The Dartington Declaration:
Tipping the Future
The world has entered a new reality. Global warming will soon exceed 1.5°C. This puts humanity in the danger zone where multiple climate tipping points pose devastating risks to billions of people. Already, warm-water coral reefs are crossing their thermal tipping point and experiencing unprecedented mortality, threatening the livelihoods of hundreds of millions who depend on them. Polar ice sheets are approaching tipping points, committing the world to metres of long-term sea-level rise that will affect hundreds of millions.
Every fraction of a degree of additional warming increases the risk of triggering further damaging tipping points. These include the collapse of the Atlantic Meridional Overturning Circulation that would radically undermine global food and water security and plunge northwest Europe into prolonged severe winters. Together, climate change and deforestation put the Amazon rainforest at risk of widespread dieback below 2°C global warming, threatening incalculable damage to biodiversity, disrupting rainfall patterns and impacting many millions of people in the region and worldwide.
These climate tipping point risks are interconnected, and most of the interactions between them are destabilising, meaning tipping one system makes tipping another more likely. The resulting impacts would cascade through the ecological and social systems we depend upon, creating escalating damages. If this were to occur, it would be a catastrophic outcome for humanity and the risk grows ever higher as we continue on our current path.

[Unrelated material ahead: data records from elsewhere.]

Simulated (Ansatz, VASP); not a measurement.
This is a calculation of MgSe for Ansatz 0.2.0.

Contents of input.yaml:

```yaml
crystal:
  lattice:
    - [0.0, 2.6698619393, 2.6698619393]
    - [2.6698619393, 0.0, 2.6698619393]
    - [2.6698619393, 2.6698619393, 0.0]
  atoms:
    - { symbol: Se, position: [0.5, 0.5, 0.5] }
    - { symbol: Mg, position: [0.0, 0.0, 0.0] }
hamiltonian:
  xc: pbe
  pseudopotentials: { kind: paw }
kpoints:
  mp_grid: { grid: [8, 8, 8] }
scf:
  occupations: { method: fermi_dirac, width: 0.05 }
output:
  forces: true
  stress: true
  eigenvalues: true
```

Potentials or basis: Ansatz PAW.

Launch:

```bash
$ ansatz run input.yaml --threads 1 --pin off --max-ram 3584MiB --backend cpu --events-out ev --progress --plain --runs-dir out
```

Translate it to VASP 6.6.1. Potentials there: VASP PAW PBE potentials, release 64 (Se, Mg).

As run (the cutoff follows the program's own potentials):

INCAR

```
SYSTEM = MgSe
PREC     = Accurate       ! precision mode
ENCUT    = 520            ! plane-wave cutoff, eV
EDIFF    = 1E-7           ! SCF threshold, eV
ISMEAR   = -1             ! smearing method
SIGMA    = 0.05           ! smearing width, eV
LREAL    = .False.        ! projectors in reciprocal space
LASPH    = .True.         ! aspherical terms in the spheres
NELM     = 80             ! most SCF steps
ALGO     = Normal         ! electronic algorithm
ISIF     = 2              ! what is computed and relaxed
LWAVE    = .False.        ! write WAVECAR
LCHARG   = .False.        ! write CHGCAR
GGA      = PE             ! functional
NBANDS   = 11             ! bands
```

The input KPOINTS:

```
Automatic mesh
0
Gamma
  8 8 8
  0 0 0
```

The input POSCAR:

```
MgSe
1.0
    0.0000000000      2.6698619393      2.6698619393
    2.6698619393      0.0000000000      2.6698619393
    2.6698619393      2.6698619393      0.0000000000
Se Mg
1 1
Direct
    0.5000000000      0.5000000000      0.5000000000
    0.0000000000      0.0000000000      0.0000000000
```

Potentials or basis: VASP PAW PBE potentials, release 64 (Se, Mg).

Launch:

These risks must shift our perspective on climate change and nature loss from a gradual process to one in which irreversible and devastating changes are possible. Once committed, by pushing large systems like the Greenland ice sheet or the Amazon rainforest across their tipping points it becomes very difficult to return to the world we know today.
How hot we let it get and for how long really matters in preventing climate tipping points. The magnitude and duration of global temperature overshoot above 1.5°C has to be minimised – and ultimately global warming will need to be reduced towards 1°C. Global anthropogenic greenhouse gas emissions must be halved by 2030 (compared to 2010 levels) and then reach net zero by 2050. This requires an unprecedented acceleration of fossil-fuel phase-out, rapid mitigation of methane emissions and other short-lived climate pollutants, and fast scaling of sustainable carbon removal from the atmosphere, especially through the protection and restoration of forests and other natural carbon sinks.
If we wait to cross tipping points before we act, it will be too late. The only credible risk management strategy is to act in advance. But the window for preventing damaging tipping points is rapidly closing. Current Nationally Determined Contributions (NDCs) and binding long-term or net zero targets are not enough. They still commit the world to ongoing global warming that will likely exceed 2°C before 2100. This demands immediate, unprecedented action from policymakers at COP30 and leaders worldwide.
To achieve such a radical acceleration of action requires transformations triggering social tipping points that generate self-amplifying change in low-carbon technologies and behaviours, towards zero emissions. An example can be seen in the plummeting price and rapid rollout of solar power and battery storage. Targeted policies, particularly mandates that provide certainty in the transition, can help trigger and accelerate this kind of cascading positive change.
As experts in Earth systems, climate, natural and social sciences, our plea to leaders, policymakers and all people around the world is to act now and act fast. If we wait, it will be too late. Policy and civil society must pull together to prevent further damaging tipping points and seize the opportunities of positive tipping points. This is a hugely consequential moment. The planet’s future hangs in the balance. Which way it tips is down to our actions now and in the years to come.